Dear Colleague: Send Clinton, Carter and Bush Sr. to Middle East

By Jim Burns | July 7, 2008 | 8:28 PM EDT

( - Two members of the House of Representatives have sent a "Dear Colleague" letter to other members, asking them to urge President Bush to dispatch former Presidents George H.W. Bush, Jimmy Carter and Bill Clinton to the Middle East on a peace mission.

Reps. Jim Leach (R-Iowa), a member of the House International Relations Committee, and Rep. Lois Capps (D-Calif.) initiated the idea of sending the former presidents to mediate the conflict.

"The current crisis requires an unprecedented effort to bring about a ceasefire and restart the peace process, an effort that must be led by the United States and be conducted at the highest level," said Leach.

He and Capps believe President Bush's father should lead the mission.

"Former President Bush is uniquely positioned to lead this initiative and the participation of Presidents Clinton and Carter would bring the prestige of the most powerful office in the world to bear on defusing what is potentially the most dangerous threat to world peace," Leach added.

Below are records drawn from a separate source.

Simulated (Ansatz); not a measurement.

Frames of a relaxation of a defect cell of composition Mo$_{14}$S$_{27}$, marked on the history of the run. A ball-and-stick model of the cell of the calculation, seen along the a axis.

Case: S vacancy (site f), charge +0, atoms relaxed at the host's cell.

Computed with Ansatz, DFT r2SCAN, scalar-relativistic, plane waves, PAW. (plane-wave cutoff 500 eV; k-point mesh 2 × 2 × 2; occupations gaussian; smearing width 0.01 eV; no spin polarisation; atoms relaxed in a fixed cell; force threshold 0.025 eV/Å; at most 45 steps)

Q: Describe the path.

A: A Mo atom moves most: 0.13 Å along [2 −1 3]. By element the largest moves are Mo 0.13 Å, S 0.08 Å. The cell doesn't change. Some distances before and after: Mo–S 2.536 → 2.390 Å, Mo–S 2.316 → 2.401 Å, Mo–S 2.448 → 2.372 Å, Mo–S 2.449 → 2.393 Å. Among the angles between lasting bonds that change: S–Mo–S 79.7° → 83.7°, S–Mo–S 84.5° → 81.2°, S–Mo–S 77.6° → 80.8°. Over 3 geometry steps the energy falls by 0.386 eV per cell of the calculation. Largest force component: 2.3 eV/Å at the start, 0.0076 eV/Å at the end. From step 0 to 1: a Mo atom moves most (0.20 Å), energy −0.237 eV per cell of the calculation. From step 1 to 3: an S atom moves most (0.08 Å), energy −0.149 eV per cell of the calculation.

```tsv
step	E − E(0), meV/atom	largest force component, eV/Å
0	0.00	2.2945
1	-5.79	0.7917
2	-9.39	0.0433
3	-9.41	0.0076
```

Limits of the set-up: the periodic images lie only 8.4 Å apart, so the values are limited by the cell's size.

"Beginning with President Nixon, every successful initiative in the Middle East has been led by an American President," he said. "These three former presidents have proven their commitment to the peace process and their direct involvement at this critical juncture would underscore the bipartisan commitment of the American government."

"The gravity of the crisis in the Middle East demands such an extraordinary action. History shows that peace agreements in the Middle East are achieved only with strong U.S. leadership at the presidential level," Capps said.

"The three former presidents would bring their profound commitment toward Middle East peace and the prestige of the presidency to this important endeavor," she added.

Former President Bush had no reaction, according to spokesman Tom Freschette.

Former President Clinton was traveling and was unavailable for comment, according to spokesperson Julia Payne, and Carter's office did not return phone calls seeking comment.